A Marxist critiques TV

Jeffrey Fisher jfisher at igc.org
Mon Jan 13 07:20:14 PST 2003


On Monday, January 13, 2003, at 08:56 AM, Kevin Robert Dean forwarded the following article:


> Such pessimistic outcomes may explain why each of the four
> series discussed in "Strange TV" failed to fulfill their
> subversive reputations. While their portrayal of capitalist
> culture may not have been flattering, neither was it
> particularly revolutionary, Booker concludes.

right, these are the choices? merely unflattering vs. revolutionary? geez. talk about a put-down.


>
> "Mere criticism of the negative consequences of capitalism
> cannot strike telling blows against it," he writes in the
> book. "To be truly effective, any critique of capitalism
> must also contain a utopian dimension that gets beyond the
> capitalist order and thinks thoughts that are, within the
> confines of capitalism, unthinkable. Aesthetic innovation,
> in itself, can certainly never do this."
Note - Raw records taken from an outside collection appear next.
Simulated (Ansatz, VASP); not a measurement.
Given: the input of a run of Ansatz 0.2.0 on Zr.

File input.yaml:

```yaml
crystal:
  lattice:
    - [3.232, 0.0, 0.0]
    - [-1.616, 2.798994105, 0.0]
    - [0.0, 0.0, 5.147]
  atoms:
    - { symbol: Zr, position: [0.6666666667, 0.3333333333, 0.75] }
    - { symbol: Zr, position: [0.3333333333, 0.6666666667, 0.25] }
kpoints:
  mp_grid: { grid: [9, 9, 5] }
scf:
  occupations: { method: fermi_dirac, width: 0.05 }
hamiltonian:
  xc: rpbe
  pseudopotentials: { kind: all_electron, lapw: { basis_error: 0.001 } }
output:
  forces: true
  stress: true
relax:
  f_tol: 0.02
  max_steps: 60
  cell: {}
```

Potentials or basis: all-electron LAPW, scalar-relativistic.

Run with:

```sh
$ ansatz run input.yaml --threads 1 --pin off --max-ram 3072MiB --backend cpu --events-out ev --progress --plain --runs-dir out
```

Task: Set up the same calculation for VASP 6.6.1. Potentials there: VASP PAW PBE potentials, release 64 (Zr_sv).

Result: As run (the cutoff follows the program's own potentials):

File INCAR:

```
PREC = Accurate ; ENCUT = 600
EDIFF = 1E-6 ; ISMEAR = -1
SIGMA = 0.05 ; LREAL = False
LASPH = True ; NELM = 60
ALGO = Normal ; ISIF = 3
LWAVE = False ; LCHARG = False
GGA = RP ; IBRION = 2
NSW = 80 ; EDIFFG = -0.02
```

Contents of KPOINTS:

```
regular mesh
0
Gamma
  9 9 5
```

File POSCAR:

at which point people say, "that's utopian! it's not practical! just like those commies, no sense of the real world."

and they have a point, too, btw. i wonder what this guy makes of the vaguely socialist utopia of star trek.

maybe we don't have to reduce a partial critique to mere "aesthetic innovation" and maybe can say that a show that doesn't offer "Capital" and "The Communist Manifesto"rolled up into a 30-minute ball (minus commercials) is still a good thing.